Last problem on the 2006 foundations qual:
Let a "funny graph" be a finite directed-graph where each vertex is either "square" or "circular" (but not both), and each edge is between a square vertex and a circular vertex (in either order). Prove that the following problem is NP-complete.
- Given a funny graph, is there a way to color the circular vertices red or green, so that every square vertex either has an out-edge to a green vertex, or an in-edge from a red vertex.
My proof:
Let FGCOLOR = {⟨G⟩| G is a funny graph that is colorable so that every square vertex either has an out-edge to a green vertex or an in-edge from a red vertex }. We give a polynomial time reduction from 3SAT to FGCOLOR.

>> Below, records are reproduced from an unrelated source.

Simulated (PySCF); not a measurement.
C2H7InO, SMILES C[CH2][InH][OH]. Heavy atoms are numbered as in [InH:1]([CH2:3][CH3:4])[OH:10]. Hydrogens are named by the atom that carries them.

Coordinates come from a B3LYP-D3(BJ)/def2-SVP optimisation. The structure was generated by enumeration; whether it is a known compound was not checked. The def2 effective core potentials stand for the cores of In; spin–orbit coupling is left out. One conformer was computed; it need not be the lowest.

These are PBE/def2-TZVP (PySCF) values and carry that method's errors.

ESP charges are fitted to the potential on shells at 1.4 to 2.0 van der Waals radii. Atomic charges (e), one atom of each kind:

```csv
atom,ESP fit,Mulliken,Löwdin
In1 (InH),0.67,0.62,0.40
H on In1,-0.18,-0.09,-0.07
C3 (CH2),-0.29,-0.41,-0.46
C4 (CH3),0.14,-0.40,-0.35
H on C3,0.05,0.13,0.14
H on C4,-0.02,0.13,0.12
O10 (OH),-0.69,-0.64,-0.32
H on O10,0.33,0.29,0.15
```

The reduction maps a Boolean formula φ to a graph G. Let φ be a formula with k clauses such as
&phi = (a1 ∨ b1 ∨ c1) ∧ (a2 ∨ b2 ∨ c2) ∧ … ∧ (ak ∨ bk ∨ ck).
For each clause (ai ∨ bi ∨ ci) in φ, let there be a square vertex s in G such that
- ai is true if s has an out-edge to a green vertex;
- bi is true if s has an in-edge from a red vertex;
- ci is true if s has both.
Then all clauses (ai ∨ bi ∨ ci) in φ will be true iff all square vertices in G satisfy the definition of FGCOLOR. Therefore we can model 3SAT as an FGCOLOR problem. But 3SAT is NP-complete, therefore FGCOLOR must not be solvable in polynomial time. Therefore FGCOLOR is NP-complete.
Ideally, I think I should be more explicit about proving both directions of that iff. But I also think my construction works, and I thought of it all by myself! (My first idea was to reduce from the 3-coloring problem, but that didn't work for me. Which goes to show that you should always reduce from 3SAT. Always.)
I guess this might not be so special, really. But I'm excited, because it's been over four years since I've tried to do an NP-completeness proof. And I can do it! I can do it!